Winning the Snowflake Startup Challenge can certainly boost a startup’s trajectory — the 2021 winner, Overlay Analytics, can attest to that—but what about the other companies who made the finals? What have Invoke Learning and Elysium Analytics been up to, and did they benefit from their experience as Startup Challenge finalists?
We spoke with Invoke Learning Founder Brendan Aldrich, as well as Elysium CEO Jens Andreassen and Founder and CTO Satish Abburi, to find out. Both companies have been gathering momentum in the seven months since last year’s competition—and have some good advice for any startup entering this year’s Startup Challenge. (Visit www.snowflake.com/startupchallenge to submit your entry!)
First, a little background on each company:
- Invoke Learning is focused on the education industry and aims to improve every part of the student lifecycle, from recruiting to graduation rates, with an AI application that analyzes multiple student data points. Schools can use these insights to provide proactive support and keep students engaged.
- Elysium Analytics is a security analytics platform that provides aggregated views of all activities across an enterprise. Its goal is to provide complete transparency into anomalous and suspicious behavior through the risk-based scoring of event data.
It’s been about 7 months since the 2021 Snowflake Startup Challenge ended. How are things going?
Aldrich: Invoke Learning completed a fantastic 2021 having sextupled the number of colleges with whom we work and septupled our annual recurring revenues. We also closed a seed round of investment, and we are currently deploying the latest generation of our architecture that streamlines both onboarding and support operations while enabling some really exciting new products and services for our higher education partners.
Abburi: At Elysium, we are in the process of ramping up customer engagements and PoC activity and are also getting started on raising a round of funding to build out our go-to-market team. We have built a new data collection self-service engine and vastly simplified the onboarding of cloud platform telemetry to support our goal of providing self-service data collection for the vast majority of data in 2022.
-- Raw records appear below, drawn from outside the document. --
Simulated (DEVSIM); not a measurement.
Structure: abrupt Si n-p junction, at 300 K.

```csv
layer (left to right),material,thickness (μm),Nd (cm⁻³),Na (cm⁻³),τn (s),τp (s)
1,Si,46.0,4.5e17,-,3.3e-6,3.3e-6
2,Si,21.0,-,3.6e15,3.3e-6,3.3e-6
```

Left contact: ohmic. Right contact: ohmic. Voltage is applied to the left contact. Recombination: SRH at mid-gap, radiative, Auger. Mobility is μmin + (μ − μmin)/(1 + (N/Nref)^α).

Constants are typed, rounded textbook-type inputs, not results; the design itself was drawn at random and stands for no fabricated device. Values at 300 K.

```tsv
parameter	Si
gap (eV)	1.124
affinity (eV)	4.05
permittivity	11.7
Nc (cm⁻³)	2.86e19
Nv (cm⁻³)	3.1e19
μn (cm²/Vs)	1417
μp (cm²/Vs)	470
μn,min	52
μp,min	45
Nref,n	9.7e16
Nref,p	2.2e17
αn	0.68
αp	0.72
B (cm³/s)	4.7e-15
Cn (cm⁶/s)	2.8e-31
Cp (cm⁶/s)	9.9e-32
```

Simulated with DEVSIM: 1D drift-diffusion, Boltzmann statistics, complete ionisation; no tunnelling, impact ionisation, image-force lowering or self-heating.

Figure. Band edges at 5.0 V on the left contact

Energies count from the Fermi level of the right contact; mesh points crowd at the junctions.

Tell us about your Startup Challenge experience. What was the most challenging or surprising part of the process?
Aldrich: Having the work of a small company like ours recognized by an organization like Snowflake was just a fantastic experience. Making it to the final round gave us a strong marketing boost that helped accelerate new opportunities through the rest of the year. Also, as there is not a lot of time between rounds, it encouraged us to be both creative and dynamic— and what founder doesn’t love that?
Andreassen: Our favorite part of the challenge may have been the chance to do an intense and focused project with the team, to pull everybody together and collaborate for a brief period of time. It also provided a checkpoint to sync up on our strategy and helped us prepare for fundraising.
During the Startup Challenge you went through multiple rounds of pitching your application and company. Did you learn anything from that process that you’ve been able to apply and benefit from post-competition?
Aldrich: Founders are always moving fast and pivoting quickly as we wear a number of hats within our organizations. Sometimes, this can lead to a feeling that there’s just not time to enter a competition like the Snowflake Startup Challenge. As an EdTech, there was also the question as to whether or not the work we were doing would be recognized on a playing field with so many other industries. Having been through the experience, I can now say that the application and pitch process gave us the chance to reflect on how far we’d come and realize the impact we were already having with our college and university partners.
Andreassen: I think it helped us take stock of our strategic direction and refine the messaging. In the early days of developing a solution, getting your key value across concisely is not easy. It was also a good exercise improving our presentation approach.
What advice would you give to a company that’s entering the Startup Challenge?
Aldrich: Founder-led companies can be very personality-driven, and we’ve heard from investors about the level of importance they place on the people leading the charge within a startup. Present your company, product, accomplishments, and impact in a way that really represents who you are. You created your company for a reason … make sure that reason shines as a part of your entry into the Startup Challenge.
Andreassen: Make a focused effort to bring clarity to your strategy and develop a clear message around your value proposition. It will take some time and effort, but remember this is not just for the Challenge—it’s also an important part of going from concept to a successful business.
As Challenge finalists you were able to form a closer relationship with Snowflake. How is your partnership with Snowflake evolving?
Aldrich: Snowflake provides groundbreaking technologies that really create completely new opportunities for startups like Invoke Learning to help shape our industries, so a close partnership is exceptionally valuable to our success. Snowflake has recently created a sales organization focused specifically on the education market, and I am thrilled to share that Invoke Learning is working hand in hand with this team to grow our businesses together.
Abburi: Our relationship with Snowflake has been very productive. Being able to focus on our application rather than the data platform allowed us to develop a far better product at a lower budget than we would with a traditional, vertically integrated approach. We have been collaborating closely with the Snowflake team on the Search Optimization Service, a hugely important initiative for us.
Any predictions for 2022? What tech innovations and industry trends have you most excited?
Aldrich: We’re very excited to see the interest in hybrid data lake/data warehouse approaches. Our InvokeDataLake is this type of solution, and it’s amazing how this is empowering colleges with completely new capabilities that far surpass their traditional data warehouses in a fraction of the time and cost.
Andreassen: I think 2022 will be the year of the “security data lake.” Maintaining an increasing number of legacy data silos is a significant productivity drain on organizations, and it greatly impedes visibility across sources and services.